Skip to content

Latest commit

 

History

History
182 lines (150 loc) · 5.12 KB

Optimising_with_binaryen.md

File metadata and controls

182 lines (150 loc) · 5.12 KB

Optimising with Binaryen

The cli tool wasm-opt from the Binaryen toolchain can optimise WASM code.

Even/Odd example

For example, given a file, evenodd.wat, with the following module with two mutually recursive functions:

(module $evenodd
  (func $even (export "even") (param $n i32) (result i32)
        (if (result i32) (i32.eqz (local.get $n))
          (then (i32.const 1))
          (else (call $odd (i32.sub (local.get $n) (i32.const 1))))))

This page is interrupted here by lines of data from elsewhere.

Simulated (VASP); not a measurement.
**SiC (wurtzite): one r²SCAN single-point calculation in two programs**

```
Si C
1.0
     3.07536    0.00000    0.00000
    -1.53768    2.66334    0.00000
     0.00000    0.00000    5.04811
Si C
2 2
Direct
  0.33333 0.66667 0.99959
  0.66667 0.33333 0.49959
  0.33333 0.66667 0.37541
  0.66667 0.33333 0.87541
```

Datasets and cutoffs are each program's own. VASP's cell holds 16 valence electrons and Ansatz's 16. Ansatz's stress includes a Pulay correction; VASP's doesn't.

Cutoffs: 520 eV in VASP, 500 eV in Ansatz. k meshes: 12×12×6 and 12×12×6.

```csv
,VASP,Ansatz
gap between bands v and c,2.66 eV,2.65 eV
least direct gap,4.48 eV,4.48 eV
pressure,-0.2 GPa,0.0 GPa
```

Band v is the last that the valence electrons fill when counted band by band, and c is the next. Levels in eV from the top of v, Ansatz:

  (func $odd (param $n i32) (result i32)
        (if (result i32) (i32.eqz (local.get $n))
          (then (i32.const 0))
          (else (call $even (i32.sub (local.get $n) (i32.const 1))))))
)

Note that only even is exported.

We can now compile this to WASM and optimise it with wasm-opt:

$ wasm evenodd.wat -o evenodd.wasm
$ wasm-opt -O4 evenodd.wasm -o evenodd.wasm

After optimisation, we get the following code (slightly cleaned up for easier comparison with the original module):

(module
  (func $even (param $n i32) (result i32)
    (if (result i32)
      (local.get $n)
      (then
        (if (result i32)
          (local.tee $n (i32.sub (local.get $n) (i32.const 1)))
          (then (call $even (i32.sub (local.get $n) (i32.const 1))))
          (else
            (i32.const 0))))
      (else
        (i32.const 1))))
  (export "even" (func $even)))

Where we can see that the original call to odd has been inlined.

Simple allocate example

Having easy access to an optimiser is convenient when writing WAT by hand. Because it allows us to use abstractions such as named variables and functions without worrying too much about performance degradation.

For instance, consider this following module, simpleallocate.wat, that implements a simple allocate function for allocation n bytes in linear memory, with the extra requirement that the returned "pointer" should be 8 byte aligned:

(module $simpleallocate
  (global $ALIGN_MASK i32 (i32.const 7))
  (global $MAX_SIZE_32 i32 (i32.const 1073741824))
  (global $PAGE_SIZE i32 (i32.const 65536))
  (global $next_free (mut i32) (i32.const 0))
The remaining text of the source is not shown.